The government's 'work experience' programme highlights a widespread doublethink about the role of incentives.
On the one hand, participants in the scheme are threatened with a loss of benefits if they leave after more than a week - presumably to incentivize them to stay on it.
On the other hand, though, the government seems unaware of a perverse incentive in the scheme - that firms have little incentive to hire permanent staff if they know they there's a supply of almost free labour. Iain Duncan Smith says that 'of around 1,400 individuals who have taken part in the Work Experience placement at Tesco, more than 300 have been taken on in permanent roles' without telling us how many people Tesco would have employed without the scheme,
What's going on here is a common theme. Whilst plenty of attention is paid to the incentives that the unemployed need to find work - as if poverty and unhappiness were not incentive enough - the incentives that companies and the rich face don't get such scrutiny.
And yet their incentives should come under attention, because there's a decent body of evidence now to suggest that making the rich richer might not work. High pay and bonuses are not just about greed and unfairness, but might also be inefficient. For example:
- Financial incentives can crowd out other, better, forms of motivation such as social norms or professional pride.
- They can encourage short-term target-chasing, which worsens corporate performance.
- Fines can do better at elicting performance than bonuses.
- Bonuses can lead to people free-riding on the efforts of others.
- The Yerkes-Dodson law predicts that high stakes can lead to worse performance - a prediction corroborated by experiments.
Despite all this evidence, the dominant view amongst the managerialist class seems to still be that bosses need high pay to incentivize them. And this claim does not get the scrutiny it should.

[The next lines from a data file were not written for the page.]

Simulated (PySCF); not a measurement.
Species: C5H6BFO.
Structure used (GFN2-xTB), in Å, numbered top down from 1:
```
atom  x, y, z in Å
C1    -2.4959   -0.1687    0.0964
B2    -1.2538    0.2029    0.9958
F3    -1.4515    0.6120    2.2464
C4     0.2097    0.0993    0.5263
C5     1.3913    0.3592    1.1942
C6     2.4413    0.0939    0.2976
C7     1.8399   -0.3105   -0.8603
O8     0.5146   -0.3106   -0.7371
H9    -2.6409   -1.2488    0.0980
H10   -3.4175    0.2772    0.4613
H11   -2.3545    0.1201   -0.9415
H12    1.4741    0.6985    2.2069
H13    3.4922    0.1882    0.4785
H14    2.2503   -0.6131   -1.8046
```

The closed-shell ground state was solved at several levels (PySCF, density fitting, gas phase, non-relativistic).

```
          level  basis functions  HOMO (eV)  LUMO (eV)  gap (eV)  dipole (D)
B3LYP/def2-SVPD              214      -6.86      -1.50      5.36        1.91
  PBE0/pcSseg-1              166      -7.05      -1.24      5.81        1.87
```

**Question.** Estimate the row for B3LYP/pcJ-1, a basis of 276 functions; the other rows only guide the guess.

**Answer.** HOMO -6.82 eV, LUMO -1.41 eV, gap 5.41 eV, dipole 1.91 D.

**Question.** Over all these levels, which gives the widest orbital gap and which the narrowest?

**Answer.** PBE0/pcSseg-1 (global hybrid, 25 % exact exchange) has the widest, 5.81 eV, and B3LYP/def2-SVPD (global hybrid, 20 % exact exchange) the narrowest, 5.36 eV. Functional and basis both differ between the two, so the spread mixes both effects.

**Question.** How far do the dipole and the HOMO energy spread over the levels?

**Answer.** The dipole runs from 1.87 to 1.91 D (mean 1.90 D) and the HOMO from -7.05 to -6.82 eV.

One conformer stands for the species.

In this sense talk of incentives is highly ideological. The managerialist class decides what's efficient. And what's efficient is whatever is in its own interest, regardless of what the science says. As George Carlin said:
Conservatives say if you don't give the rich more money, they will lose their incentive to invest. As for the poor, they tell us they've lost all incentive because we've given them too much money.
Except that it's not just Conservatives who believe this today.